John Nixon
Self Portrait (Non-Objective Composition) (Purple) (Red) (Brown) (Black) (Ultramarine Blue)
1988
EB57
5 woodblock prints from plywood
each 100 x 70 cm
Edition of 40 + 12 AP, signed and numbered
available with the portfolio "AUS AUSTRALIEN"
The five woodcuts created by conceptual artist John Nixon for the graphic portfolio Aus Australien (EB57) are among his earliest attempts at printmaking. These are monochrome prints in the colors mentioned in the title: violet, red, brown, black, and ultramarine blue. They were printed from plywood blocks of various sizes without Nixon intervening further, in contrast to traditional woodcuts, so that the untouched wood grain shows through on the paper.
Constructivism, monochromy, and the readymade are reference points in Nixon’s work, which revolves around the political and social programs of early modernism and the relevance of its utopian aesthetics.

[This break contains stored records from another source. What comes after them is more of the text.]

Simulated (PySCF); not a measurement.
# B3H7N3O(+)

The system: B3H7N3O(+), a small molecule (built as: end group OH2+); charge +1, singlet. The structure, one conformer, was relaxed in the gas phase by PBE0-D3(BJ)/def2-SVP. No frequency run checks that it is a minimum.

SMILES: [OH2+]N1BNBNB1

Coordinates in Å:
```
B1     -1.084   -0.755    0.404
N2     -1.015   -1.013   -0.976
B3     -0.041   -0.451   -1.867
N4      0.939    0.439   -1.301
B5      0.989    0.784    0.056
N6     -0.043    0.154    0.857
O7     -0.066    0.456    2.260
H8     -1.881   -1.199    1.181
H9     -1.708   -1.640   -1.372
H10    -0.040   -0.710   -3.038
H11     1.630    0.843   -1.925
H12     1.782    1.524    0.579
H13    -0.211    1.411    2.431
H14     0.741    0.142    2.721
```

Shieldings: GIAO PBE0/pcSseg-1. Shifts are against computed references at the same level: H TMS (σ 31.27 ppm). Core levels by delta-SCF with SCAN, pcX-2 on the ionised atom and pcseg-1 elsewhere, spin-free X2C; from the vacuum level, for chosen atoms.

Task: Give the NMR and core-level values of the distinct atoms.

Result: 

“The monochrome and the readymade are two vehicles with which the artist can analyze contemporary art in the twentieth century. These are the two vehicles that I have chosen to work with, because they represent, let’s say, the most basic forms of practice—the practice as choice (or nomination), not practice as skill. So already you’re working within the intellectual terrain, not in terms of technique.”1
Text: Katrin Seemann
1 John Nixon, in: „Interview. John Nixon with Ben Curnow“, in: John Nixon, Thesis. Selected Works From 1968–1993, ACCA Melbourne 1994, n.p.